Presented By O’Reilly and Cloudera
Make Data Work
September 11, 2018: Training & Tutorials
September 12–13, 2018: Keynotes & Sessions
New York, NY

Why data scientists should love Linux containers

William Benton (Red Hat)
1:15pm–1:55pm Wednesday, 09/12/2018
Secondary topics:  Model lifecycle management
Average rating: *****
(5.00, 2 ratings)

Who is this presentation for?

  • Data scientists and AI developers

Prerequisite knowledge

  • Familiarity with Python or data science workflows (useful but not required)

What you'll learn

  • Learn how containers and automated build pipelines can realize the potential of interactive notebooks as truly reproducible research, how data scientists can use containers and workflows from the DevOps world to communicate with application development teams, how container platforms let data scientists scale experiments beyond their laptops with easy access to powerful and specialized hardware and simplify governing access to sensitive internal data and provide a clearer path to regulatory compliance, and how to get started using key open source projects that enable data scientists and machine learning engineers to make the most of container technology


Linux containers make it easy for teams to deploy, manage, and scale distributed applications and for operators to exploit compute capacity in the cloud. Although it might not be obvious, a great foundation for production applications can also support the exploratory work of data scientists and machine learning engineers.

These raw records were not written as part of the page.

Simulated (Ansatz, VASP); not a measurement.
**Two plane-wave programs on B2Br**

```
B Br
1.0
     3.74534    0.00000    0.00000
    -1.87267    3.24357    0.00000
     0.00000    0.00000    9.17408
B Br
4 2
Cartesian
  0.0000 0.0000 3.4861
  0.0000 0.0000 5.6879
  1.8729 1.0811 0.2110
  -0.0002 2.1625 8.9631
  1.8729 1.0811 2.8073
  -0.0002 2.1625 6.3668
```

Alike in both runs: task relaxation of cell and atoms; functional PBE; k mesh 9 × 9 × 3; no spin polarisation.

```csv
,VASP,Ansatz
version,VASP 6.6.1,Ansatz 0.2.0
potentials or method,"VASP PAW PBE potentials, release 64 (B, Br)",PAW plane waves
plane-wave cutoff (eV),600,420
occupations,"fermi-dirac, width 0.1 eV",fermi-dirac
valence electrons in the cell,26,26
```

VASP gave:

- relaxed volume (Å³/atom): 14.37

William Benton details the advantages of containers for data scientists and AI developers, focusing on high-level tools that will enable you to become more productive and collaborate more effectively. To provide context, William briefly explains what containers are and why developers love them. He then covers several key benefits of containers for data scientists, focusing on repeatability, collaboration, scalability, and compliance. You’ll learn how containers fulfill the promise of reproducible research, ease moving techniques from prototype to production, enable painless publishing and collaboration workflows, and empower you to safely develop techniques against sensitive data in a production environment from the comfort of your laptop.

There are myriad tutorial resources explaining how to build and run container images, but these largely assume an audience whose primary responsibilities include packaging, releasing, and managing applications. William focuses on why data scientists should care about containers and the high-level tools built on top of containers that will enhance their daily work. Data scientists will leave with a better understanding of the advantages of containers and concrete suggestions for how to use higher-level tools to make their work more productive. Application and AI developers will learn about the commonalities between engineering workflows and data science workflows and leave with a better understanding of how containers can support their data scientist colleagues and enable cross-functional collaboration.

Photo of William Benton

William Benton

Red Hat

William Benton leads a team of data scientists and engineers at Red Hat, where he has also applied machine learning to problems ranging from forecasting cloud infrastructure costs to designing better cycling workouts. His current focus is investigating the best ways to build and deploy intelligent applications in cloud-native environments, but he has also conducted research and development in the areas of static program analysis, managed language runtimes, logic databases, cluster configuration management, and music technology.